Saturday, October 21, 2006

My Mortgage Advice For a First Time Homebuyer

As a new homeowner (a little over a month now), I figure that I would pass along the wisdom I gained in this transaction.

One tool available to first time homebuyers is the 1st time home buyers plan. Through this plan, the Canadian government allows new home buyers to withdraw up to $20,000 from their RSP without penalty. This money must be paid back to your RSP within 15 years. For those looking to come up with a downpayment ASAP, I definitely recommend utilizing this opportunity. When I graduated university and started working about two years ago, owning a home was a priority. As a result I started squirreling money into my RSP as quickly as possible. The tax returns that resulted from my RSP contributions were also put into my RSP. Its amazing how fast your savings can add up when you are disciplined.

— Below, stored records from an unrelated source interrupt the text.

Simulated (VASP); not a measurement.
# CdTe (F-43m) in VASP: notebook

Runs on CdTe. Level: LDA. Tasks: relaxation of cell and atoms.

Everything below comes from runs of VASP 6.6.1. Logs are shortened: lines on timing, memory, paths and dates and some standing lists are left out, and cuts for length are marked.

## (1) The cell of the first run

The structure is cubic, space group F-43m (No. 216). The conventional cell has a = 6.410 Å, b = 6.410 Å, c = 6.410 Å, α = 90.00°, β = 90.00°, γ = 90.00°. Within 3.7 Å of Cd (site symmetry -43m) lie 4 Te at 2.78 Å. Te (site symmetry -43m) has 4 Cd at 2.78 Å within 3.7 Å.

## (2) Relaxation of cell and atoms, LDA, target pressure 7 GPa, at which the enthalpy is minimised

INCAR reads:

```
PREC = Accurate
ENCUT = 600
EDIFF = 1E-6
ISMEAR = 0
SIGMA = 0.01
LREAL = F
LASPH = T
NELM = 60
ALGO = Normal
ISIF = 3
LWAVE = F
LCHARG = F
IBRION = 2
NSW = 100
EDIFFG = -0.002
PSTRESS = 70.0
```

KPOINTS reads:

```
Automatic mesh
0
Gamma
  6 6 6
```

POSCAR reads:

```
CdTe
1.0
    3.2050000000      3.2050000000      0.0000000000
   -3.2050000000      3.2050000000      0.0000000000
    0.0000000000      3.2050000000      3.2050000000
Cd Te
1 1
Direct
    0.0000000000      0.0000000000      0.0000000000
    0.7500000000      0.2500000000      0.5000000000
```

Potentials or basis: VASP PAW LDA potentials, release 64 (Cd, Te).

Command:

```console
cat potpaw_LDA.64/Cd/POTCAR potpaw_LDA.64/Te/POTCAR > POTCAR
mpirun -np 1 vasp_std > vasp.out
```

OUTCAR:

Another option available to first time homebuyers is a spousal RSP contribution. If you are buying your home with your spouse, you can each withdraw $20,000. In my case, I had more than $20,000 saved for a house, buy my wife did not. My marginal tax rate was higher, so it made sense to apply my savings in addition to 20K to her RSP. In this case, that money applied towards her 20K limit, but I received the tax deduction.

Now that I had the money for my downpayment, I was ready to shop for a mortgage. During this process it became obvious that their are only two options: 1) ING 2)A mortgage broker.
When I first went shopping, a friend from work had a buddy who worked at TD. I was told he would "hook me up". I went in and was quoted his best rate. On a variable mortgage I was offered prime -.6% and 5.75% on a 5 year mortgage. Both much better than posted. I then went to a mortgage broker. They offered me prime -.8% for variable or 5.4% for fixed. My next stop was to ING, they matched the prime -.8% and did slightly better with 5.35%. ING had some terms that I liked, such as paying off up to 25% of the mortgage each year via a lump sum payment and the option to increase mortgage payments up to 25% each year. So in the end I went with ING.

A few weeks after closing my mortgage, the guy from TD called asking if I was still looking for a mortgage. I told him the rate I got though ING and his response told me I had made the right choice: "You got a great rate. That is probably the best rate I could have got you, but even then, my manager would have needed to approve and I wouldn't have received any commission".

THE MORAL:For those who don't have a friend at the bank, I highly doubt that you will be offered anything better than ING is posting. Especially on your first home purchase.

Hopefully this helps you in your house hunting.

Until next time.

2 Comments:

At 4:49 PM, Anonymous Anonymous said...

It's 15 years, check your source.

 
At 3:18 PM, Blogger Jeadie5 said...

You are right. I knew that, 20 must have been a typo. Thanks for the head's up.